Friday, March 20, 2015

Thomas Johnson, the commissioner who pushed for hiring slaves

"Knowing that Johnson had hired slaves to work for the Potomac Company, Washington and Jefferson must have suspected he would persuade his fellow commissioners to hire them too and that it was pointless to comment."

Quote from Slave Labor in the Capital, pages 48-49

In 1792 and 1793, President Washington and Secretary of State Jefferson periodically urged the commissioners to hire workers from Europe or New England. Yet they never wrote about the workers the commissioners did hire. There are no mentions of the hired slaves working on the Capitol and White House in their letters to the commissioners or between themselves. I don't think we can simply say that it goes without saying that they knew slaves would be used. The commissioners resolved to hire slaves over a year after development of the city began. They fired white workers before hiring slaves.

I am certain that Washington or Jefferson did not instruct them to do that. Both men, who had been frequently away from their plantations, thought slavery was a problem, both for the nation and personally for themselves as they managed their personal affairs. But the commissioners they appointed thought of slavery as a solution to the problems they faced. Certainly Washington and Jefferson knew that Commissioner Thomas Johnson felt that way. They also knew that with his forceful personality he would dominate the other two commissioners.

In this blog I am trying to share documents that help describe work in Washington in the 1790s highlighting the work of slaves when I can. Thanks to Commissioner Johnson being the only man in the office one day in 1794, three orders of the commissioners were written out by him in his difficult to read scrawl and authorized with his initials.

By using "Negro" rather than "slave" whenever they wrote about the slaves they hired, the commissioners put a better light on their policy. It was better form not use the word slave in the land of the free. As the third order in the scan below shows, Commissioners Johnson was matter-of-fact. He dashed off an ad for Baltimore and Easton, Maryland, newspapers soliciting "slaves." (I've never had time to search for copies this ad in newspapers so I don't know if "slaves" made it into print.)

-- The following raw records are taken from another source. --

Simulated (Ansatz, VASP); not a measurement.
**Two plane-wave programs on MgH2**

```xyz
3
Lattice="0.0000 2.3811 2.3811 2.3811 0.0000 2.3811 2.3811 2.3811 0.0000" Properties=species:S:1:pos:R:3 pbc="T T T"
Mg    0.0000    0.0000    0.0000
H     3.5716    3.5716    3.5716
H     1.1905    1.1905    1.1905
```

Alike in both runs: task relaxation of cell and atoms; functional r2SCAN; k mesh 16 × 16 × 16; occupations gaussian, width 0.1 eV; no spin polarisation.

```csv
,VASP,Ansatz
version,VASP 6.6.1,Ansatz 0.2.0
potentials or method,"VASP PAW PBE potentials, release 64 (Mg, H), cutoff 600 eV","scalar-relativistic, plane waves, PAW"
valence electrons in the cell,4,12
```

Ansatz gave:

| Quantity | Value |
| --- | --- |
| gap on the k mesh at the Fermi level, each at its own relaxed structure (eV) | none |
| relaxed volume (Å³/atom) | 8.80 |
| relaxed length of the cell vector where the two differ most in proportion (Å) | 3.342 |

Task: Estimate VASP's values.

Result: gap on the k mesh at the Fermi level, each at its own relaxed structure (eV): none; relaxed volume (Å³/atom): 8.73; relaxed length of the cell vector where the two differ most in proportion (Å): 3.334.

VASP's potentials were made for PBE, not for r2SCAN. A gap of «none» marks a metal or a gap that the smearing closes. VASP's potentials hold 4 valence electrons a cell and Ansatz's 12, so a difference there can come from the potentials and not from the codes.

With publication of Slave Labor in the Capital, I took my five part essay on the use of slaves on the public buildings off the web. Below the two scans of Johnson's orders, I've copied my considered opinion of Johnson as a commissioner that is in that web essay.



To be sure, Johnson thought the policy of hiring slaves was bowing to necessity. Due to slow sales of city lots and the inability to get a loan on city lots, the commissioners did not have money to spare and needed to get laborers as cheaply as possible. But for Johnson personally there may have been more involved. As we reconstruct the lives of the men in the Founders' generation we tend to see them as men of native talent confronting the novel challenges of creating a new nation. The c.v. of Thomas Johnson seems to show just this, as he combined high political office, and brief military service, during years of revolution. Then in a period of nation building he was a lawyer, administrator, entrepreneur, and while serving as commissioner, at the time a non paying job, Washington appointed him a justice of the Supreme Court, and wanted to make him Secretary of State.

In the flux of the life of someone so evidently prized as a problem solver, it is easy to overlook his own overriding sense of entitlement. As became clear shortly before he left the commission, Johnson intended to profit from the development of the federal city. While still a commissioner he advertised the sale of almost all his property in and around Frederick, Maryland, including "several good negro foremen." He explained to the President that he wanted "to avail myself of the moment which I saw and has almost past away to benefit myself by the rise of the city to which a long friendship for Potomack and every exertion in my power in its favor fairly intitle me." (Johnson to Washington, 23 Dec 1793) In a March 13, 1795 letter, his successor as commissioner, Gustavus Scott, hoped that a favorable opinion from Attorney General against Johnson's quest to buy water lots in the city would "have the happy effect of quieting the appetite of the little man." (Thornton Papers) This suggests a motive for his antipathy to L'Enfant who not only had the original proprietors in the city worked up in a white heat of expectation, but was amassing a work force with earth moving morale even in the dead of winter. The dismissal of L'Enfant cooled the proprietors who recognized that losing someone tied so closely to the venture lessened, for the moment at least, the value of their land. Hiring slaves chilled the expectations of workers. In this cool environment, the city would progress slowly, which allowed Johnson to bide his time until he sensed the time was right to buy city property.  

The right moment for Johnson came in late 1793 after he negotiated an extensive sale of 6,000 city lots to the Boston speculator James Greenleaf. Johnson was persuaded to sell lots so cheaply because Greenleaf also offered to raise a loan for the commissioners, pay for the lots in seven equal annual installments which would pay for work on the Capitol and President's house, build 140 brick houses in the city and, in private negotiations, to buy the private lands Johnson had offered for sale. (See my Tracking the Speculators: http://www.geocities.com/bobarnebeck/speculators.html)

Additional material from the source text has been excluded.